July 11, 2022
Science Committee Leaders Johnson, Lucas, Beyer, and Babin Celebrate First Image from James Webb Space Telescope
(Washington, DC) – This evening President Biden unveiled the James Webb Space Telescope’s (JWST) first full-color scientific image. Webb, the largest and most complex observatory ever launched into space, has been preparing to begin its science work over the last six months. The image release marks the beginning of Webb’s science operations. JWST is an international collaboration among the National Aeronautics and Space Administration (NASA), the European Space Agency (ESA), and the Canadian Space Agency (CSA). The remaining images will be released tomorrow.
“The first image from the James Webb Space Telescope unveiled this evening is an incredible preview of its remarkable technology and scientific power,” said Chairwoman Eddie Bernice Johnson (D-TX). “This image gives us an unparalleled look at the universe and it’s only the beginning of what Webb will discover about the origins of the universe, lifecycle of stars, evolution of galaxies, and more. As a steadfast supporter of Webb and its mission, I am elated to see this image today—an image that has been 20 years of hard work in the making. Thank you to the dedicated engineers, scientists, and researchers whose efforts made this possible, and congratulations to NASA and its partners on this historic accomplishment. Like other historic feats in space that came before it, Webb’s discoveries will inspire an entire generation. I will continue to follow along as Webb deepens our understanding of the universe and look forward to the remaining images that will be released tomorrow, and seeing what we learn from Webb.”
“This image is the product of years of hard work and dedication by NASA and its partners, and it showcases the incredible value of America’s innovative and collaborative approach to space science,” said Ranking Member Frank Lucas (R-OK). “The James Webb Space Telescope will allow us to see farther back in space and time than we ever have before, giving us insights into how the first galaxies formed more than 13 billion years ago. I’d like to congratulate all the dedicated scientists, technicians, engineers, and staff who made this possible. I look forward to seeing JWST’s discoveries and I hope that it inspires the next generation of STEM students to pursue their dreams.”

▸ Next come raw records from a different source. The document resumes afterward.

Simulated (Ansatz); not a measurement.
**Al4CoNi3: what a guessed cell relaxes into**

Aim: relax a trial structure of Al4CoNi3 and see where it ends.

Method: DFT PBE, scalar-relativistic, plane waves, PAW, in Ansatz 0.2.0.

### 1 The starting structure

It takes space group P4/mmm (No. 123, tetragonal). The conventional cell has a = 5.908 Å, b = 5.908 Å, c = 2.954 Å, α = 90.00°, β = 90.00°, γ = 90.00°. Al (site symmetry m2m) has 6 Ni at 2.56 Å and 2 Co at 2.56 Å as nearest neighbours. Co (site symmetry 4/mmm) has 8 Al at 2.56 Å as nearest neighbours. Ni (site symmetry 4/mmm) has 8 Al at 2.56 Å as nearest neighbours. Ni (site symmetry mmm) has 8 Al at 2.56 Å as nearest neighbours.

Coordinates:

“The mesmerizing first scientific image from the James Webb Space Telescope is breath-taking,” said Subcommittee on Space and Aeronautics Chairman Don Beyer (D-VA). “JWST has been a top priority for astronomers for decades, and this image, and the ones to come tomorrow, represent the realization of that long-standing goal and the culmination of a tremendous effort of a generation of scientists, engineers, and technicians. This technological feat also represents the opening of an incredible era of discovery that I think will extend long into the future. In this image and the handful of images we’ll see tomorrow, from just the first round of observations, we see physical phenomena that span space and time like we never have seen before, all in stunning detail. I am thrilled for the scientists who will study these images, and I am thrilled for young people who will grow up with them and be inspired to think big and be curious. JWST is a fantastic tool of discovery, and it is only just getting started.”
“After years of anticipation, NASA is releasing the first images from the James Webb Space Telescope, revealing the universe to our eyes,” said Subcommittee on Space and Aeronautics Ranking Member Brian Babin (R-TX). “NASA has done incredible work with its global partners leading up to this historic image release. I want to thank everyone who has made this possible, particularly those at the Johnson Space Center. But it doesn’t stop here. For years to come, the telescope will continue to provide us with breathtaking images and data that will get us closer to discovering the secrets of our vast universe.”